Filter, rank, and render a clean buy list table to console.

TransportScorer

Compute MRT accessibility scores using spatial nearest-neighbor queries.

Functions

main([argv])

Entry point that dispatches to Typer app.

ensure_lat_lon_from_town_centroids(df, *[, town_col, ...])

Ensure DataFrame has numeric lat and lon columns.

configure_logging(verbosity)

Configure root logger formatting and level.

Package Contents

class UnsprawlApp(schema=None, transport_cache_dir=None)[source]

Application orchestrator wiring the pipeline and providing both programmatic and CLI access.
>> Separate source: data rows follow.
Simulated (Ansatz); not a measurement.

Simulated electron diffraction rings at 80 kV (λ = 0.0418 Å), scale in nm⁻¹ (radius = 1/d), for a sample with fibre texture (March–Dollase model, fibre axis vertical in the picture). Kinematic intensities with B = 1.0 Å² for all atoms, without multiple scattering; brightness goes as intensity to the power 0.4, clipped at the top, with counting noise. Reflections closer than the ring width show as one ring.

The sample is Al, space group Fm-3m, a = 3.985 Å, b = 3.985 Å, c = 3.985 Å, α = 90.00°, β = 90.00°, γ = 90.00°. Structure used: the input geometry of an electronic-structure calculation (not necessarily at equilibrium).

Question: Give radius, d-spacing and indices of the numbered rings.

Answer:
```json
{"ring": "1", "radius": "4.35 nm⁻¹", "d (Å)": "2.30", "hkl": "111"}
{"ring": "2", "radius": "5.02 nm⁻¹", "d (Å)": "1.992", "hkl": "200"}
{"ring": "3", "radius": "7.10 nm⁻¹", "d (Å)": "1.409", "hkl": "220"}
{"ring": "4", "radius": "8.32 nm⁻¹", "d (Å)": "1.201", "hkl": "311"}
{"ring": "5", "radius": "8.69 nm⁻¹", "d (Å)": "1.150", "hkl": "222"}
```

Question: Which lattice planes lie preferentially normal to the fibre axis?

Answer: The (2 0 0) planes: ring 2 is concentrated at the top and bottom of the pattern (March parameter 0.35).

This class can be used directly as a Python module or via the CLI. For programmatic usage, use the process() method with explicit parameters. For CLI usage, use the run() method with parsed arguments.

Example (Module Usage)

>>> app = UnsprawlApp()
>>> results = app.process(
...     input_path="resale.csv",
...     town="PUNGGOL",
...     budget=600000,
...     top_n=10
... )
>>> print(results.head())

Example (With MRT Accessibility - Default)

>>> app = UnsprawlApp()
>>> results = app.process(
...     input_path="resale.csv",
...     town="BISHAN"
... )

Example (Custom MRT Catalog)

>>> results = app.process(
...     input_path="resale.csv",
...     mrt_catalog="stations.geojson",
...     town="BISHAN"
... )

Initialize the valuation engine with optional custom schema and cache directory.

Parameters:
  • schema (Schema | None) – Custom schema definition. If None, uses default Schema().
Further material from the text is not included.